Technically a flat white is a latte without foam, that is why it is “flat,” but can’t you just say “no-foam latte?” Here in America we like to pump things full of sugar, fat and apparently extra words. Ask an Aussie what a flat white is and I guarantee you they will not use the word “microfoam.” I really did not think that an espresso shot covered with steamed milk could be so complicated.

flat white

Photo courtesy of Starbucks

It is also important to note that Starbucks did not invent the flat white. We can actually thank Australia for this drink, it was created there in the 1970s and later developed in New Zealand. When I studied abroad in Sydney, Australia the flat white was just one of many new coffee vocabulary words I learned.

I felt like I had entered the first grade again, unable to decipher these foreign coffee words and completely dumbfounded. “Uhh, can I just have a cup of coffee please?” No. It was not that simple. So, why bring the complicated latte language here, Starbucks? And why make it even more complicated? I am distressed.

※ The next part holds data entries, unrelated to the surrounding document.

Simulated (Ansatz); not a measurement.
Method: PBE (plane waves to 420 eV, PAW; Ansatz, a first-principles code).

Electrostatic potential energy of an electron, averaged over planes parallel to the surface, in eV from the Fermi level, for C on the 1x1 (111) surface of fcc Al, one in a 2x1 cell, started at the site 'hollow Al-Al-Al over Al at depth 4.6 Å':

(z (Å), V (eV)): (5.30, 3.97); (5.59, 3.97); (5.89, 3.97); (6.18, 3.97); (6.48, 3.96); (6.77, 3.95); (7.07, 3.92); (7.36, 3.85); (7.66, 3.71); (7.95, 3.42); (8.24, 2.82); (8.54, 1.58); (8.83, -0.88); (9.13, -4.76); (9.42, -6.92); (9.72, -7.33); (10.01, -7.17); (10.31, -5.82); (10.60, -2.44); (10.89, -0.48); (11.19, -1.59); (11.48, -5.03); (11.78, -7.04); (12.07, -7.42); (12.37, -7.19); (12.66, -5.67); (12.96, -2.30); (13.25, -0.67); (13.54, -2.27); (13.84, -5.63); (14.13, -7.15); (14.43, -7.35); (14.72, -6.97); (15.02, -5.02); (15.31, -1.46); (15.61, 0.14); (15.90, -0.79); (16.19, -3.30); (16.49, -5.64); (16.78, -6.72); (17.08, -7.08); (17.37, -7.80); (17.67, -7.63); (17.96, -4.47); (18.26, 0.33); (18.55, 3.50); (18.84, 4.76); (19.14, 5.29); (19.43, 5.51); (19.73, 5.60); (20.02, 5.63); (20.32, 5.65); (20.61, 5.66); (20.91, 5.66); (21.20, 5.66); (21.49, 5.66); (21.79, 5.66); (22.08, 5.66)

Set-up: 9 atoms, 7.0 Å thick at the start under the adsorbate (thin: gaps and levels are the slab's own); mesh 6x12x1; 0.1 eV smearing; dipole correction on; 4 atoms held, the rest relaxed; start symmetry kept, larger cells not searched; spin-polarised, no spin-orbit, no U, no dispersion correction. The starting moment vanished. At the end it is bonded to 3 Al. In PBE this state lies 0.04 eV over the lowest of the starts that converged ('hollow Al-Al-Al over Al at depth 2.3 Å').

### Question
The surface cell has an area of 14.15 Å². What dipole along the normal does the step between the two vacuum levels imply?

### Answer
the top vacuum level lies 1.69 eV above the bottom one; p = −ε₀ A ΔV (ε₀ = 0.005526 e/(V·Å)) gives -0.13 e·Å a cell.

So this drink is not original, difficult to understand and not particularly pretty. I will admit it is rather tasty when you get past the flat whiteness of it, but I still don’t see how and why it got its Starbucks green card.

So now for all of my fellow Americans who love sugar, words and
choices—whole milk, 1%, 2%, soy milk, almond milk, coconut milk, rice milk—the flat white can be added to your coffee list when you’re feeling a little less foamy.